Texas AG sues to stop new EPA rules

Earlier this week we saw a sneak preview in Kentucky and Indianapolis of how new EPA emissions regulations will be affecting power generation, jobs and the economy. This came with a warning about the even larger impact which will be felt in Texas next year if all of the proposed rules take effect and are enforced. Seeking to cut off this impending disaster at the pass, the Texas Attorney General filed suit yesterday to put the brakes on enforcement until cooler heads can prevail.

Texas, the second-most populous U.S. state, sued the U.S. Environmental Protection Agency, seeking to block rules aimed at curbing air pollution.

State Attorney General Greg Abbott’s office today filed a petition for review of the regulation at the U.S. Court of Appeals in Washington. A request to bar its enforcement will be filed later today, a spokeswoman for the attorney general, Lauren Bean, said today in a telephone interview.

Abbott “is deeply concerned about these new federal regulations’ impact on the State of Texas, its electric grid and the Texans whose access to something as basic as electricity is threatened,” the attorney general said in an e-mailed statement.

Rick Perry, who has a vested interest in keeping Texans employed and the lights on around his state, weighed in on the suit, calling the regulations “heavy-handed and misguided.”

The origin of the complaint comes from Luminant Generation Co.of Texas. Their CEO, David Campbell, took to the op-ed pages of the Dallas Morning News to bring his case directly to the attention of the public.

Many readers will assume that this is a traditional —industry versus EPA story. That’s simply not true. This is different because flaws in the rule’s provisions for Texas, and the resulting harm to jobs and reliability, have spurred Texans from both parties to question the process and the timeline. Thirty-one of 32 members of the Texas congressional delegation – and both senators – agree, as do consumer groups, economic development groups and community leaders from across the state.

This is different because of fundamental flaws in EPA’s process. When EPA first proposed this rule, Texas was not included in the annual programs, because EPA’s own modeling indicated that emissions were not high enough to justify including Texas. A year later, EPA reversed course. It not only included Texas, but also required massive reductions in less than six months. Those actions are an unjustified break from its normal notice and comment process for a major new EPA rule. No one can plan for that kind of massive, unexpected change.

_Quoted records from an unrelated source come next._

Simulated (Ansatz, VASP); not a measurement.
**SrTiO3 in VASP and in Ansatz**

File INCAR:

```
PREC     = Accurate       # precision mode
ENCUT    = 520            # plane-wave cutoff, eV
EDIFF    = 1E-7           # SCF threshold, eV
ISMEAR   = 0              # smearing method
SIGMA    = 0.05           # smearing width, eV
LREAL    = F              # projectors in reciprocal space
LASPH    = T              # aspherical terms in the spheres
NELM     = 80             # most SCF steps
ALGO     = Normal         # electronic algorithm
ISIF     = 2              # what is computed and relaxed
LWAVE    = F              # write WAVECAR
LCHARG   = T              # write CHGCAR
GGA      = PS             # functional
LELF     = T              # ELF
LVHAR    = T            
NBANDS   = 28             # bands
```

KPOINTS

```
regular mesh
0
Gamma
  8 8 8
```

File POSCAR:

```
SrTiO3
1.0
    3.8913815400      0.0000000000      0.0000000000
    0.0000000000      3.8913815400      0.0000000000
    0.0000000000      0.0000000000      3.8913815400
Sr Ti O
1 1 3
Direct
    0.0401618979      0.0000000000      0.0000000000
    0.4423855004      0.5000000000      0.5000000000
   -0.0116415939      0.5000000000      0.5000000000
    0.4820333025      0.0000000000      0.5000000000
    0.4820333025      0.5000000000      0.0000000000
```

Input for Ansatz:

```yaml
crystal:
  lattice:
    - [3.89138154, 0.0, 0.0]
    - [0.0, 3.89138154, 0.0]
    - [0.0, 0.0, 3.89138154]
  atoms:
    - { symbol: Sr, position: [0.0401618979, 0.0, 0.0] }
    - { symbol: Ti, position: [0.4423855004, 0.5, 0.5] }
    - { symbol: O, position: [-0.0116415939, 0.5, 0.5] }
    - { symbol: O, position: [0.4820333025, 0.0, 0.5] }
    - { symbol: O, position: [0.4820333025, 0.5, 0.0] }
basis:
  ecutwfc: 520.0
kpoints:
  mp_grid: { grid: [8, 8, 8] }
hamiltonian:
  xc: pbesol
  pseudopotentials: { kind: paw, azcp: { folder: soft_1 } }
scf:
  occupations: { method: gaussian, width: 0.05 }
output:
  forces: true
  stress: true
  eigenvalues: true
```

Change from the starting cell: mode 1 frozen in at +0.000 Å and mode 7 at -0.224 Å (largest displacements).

And this time is different because it will result in the loss of two power generating units — 1,300 megawatts — after a summer heat wave that showed that Texas doesn’t have a megawatt to spare.

Campbell goes on to point out that attempts to comply with these rules on such an impossibly short timeline will cost them more than one and a half billion dollars this decade alone and force him to lay off an estimated 500 workers. If you wish to keep track of the case’s progress, it’s State of Texas v. U.S. Environmental Protection Agency, 11-1338.